You Might Fail, So At Least Fail Up

I have a friend who is a very successful live entertainment producer. He’s a creative genius, not as an artist, but as a business person and an impresario. He sees more ways of getting people excited to be in the same building with a bunch of other people to see a show and pay big money for the privilege than most people — hell, almost anybody — sees.

A short while back, he had a new production, and unlike most of his previous work, it wasn’t a hit. It didn’t trip that secret formula with audiences that made them want to come back again and again to his other work. Not a flop, but compared to the other work he’s brought to life, it fell flat. Compared to its goals, it was a failure.

But I’ll tell you this: It may have failed, but it failed up.

Failing up is when something doesn’t work, but it didn’t work in pursuit of something worthwhile. Failing up is when something doesn’t achieve its goals and yet it was working to an idea with massive potential.

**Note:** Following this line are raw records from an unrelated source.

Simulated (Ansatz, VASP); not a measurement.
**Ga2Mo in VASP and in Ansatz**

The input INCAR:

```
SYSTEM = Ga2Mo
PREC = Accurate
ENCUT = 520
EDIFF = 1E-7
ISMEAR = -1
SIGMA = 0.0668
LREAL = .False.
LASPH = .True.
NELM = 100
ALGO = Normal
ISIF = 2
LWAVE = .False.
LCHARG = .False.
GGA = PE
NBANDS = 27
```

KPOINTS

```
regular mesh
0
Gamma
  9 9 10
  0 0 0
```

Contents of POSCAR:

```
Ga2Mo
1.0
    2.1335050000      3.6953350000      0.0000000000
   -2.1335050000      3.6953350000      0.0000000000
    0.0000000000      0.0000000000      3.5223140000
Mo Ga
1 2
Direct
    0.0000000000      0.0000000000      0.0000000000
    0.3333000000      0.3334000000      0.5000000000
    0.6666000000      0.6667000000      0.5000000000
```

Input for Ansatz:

Failing up is when something has a high opinion of its audience and their capabilities and just can’t make the nuts and bolts of the artistry or the business work. Failing up isn’t exactly a good thing, but at least it’s in pursuit of something with real value. Often failing up opens a little crack in what used to look like a wall, and just enough light comes through that either the creator of that upward failure or someone else figures out how to tear down that wall and get the treasure behind it.

Failing down, on the other hand, is cynical. Failing down has a low opinion of itself, its audience and its form. Failing down believes that “people love crap” and “pandering” is an easy way to make a buck. Failing down is all about looking backward and trying to get away with mediocrity. People who fail down are usually surprised.

But they shouldn’t be. Most commercial artistic pursuits are downward failures. A downward trajectory, it turns out, doesn’t increase the odds of success. Conversely, an upward trajectory doesn’t necessarily increase the odds of success. It’s complex, and sometimes people really do like “crap.” And sometimes crap isn’t really crap after all, except through the eyes of a downward-thinking old cynic.

But if there’s a choice to be made, and knowing that it’s impossible to predict whether something like a show or a startup is going to succeed, look up! You’ll either succeed and be a world-beater or you’ll fail up and move yourself and everyone else closer to something special.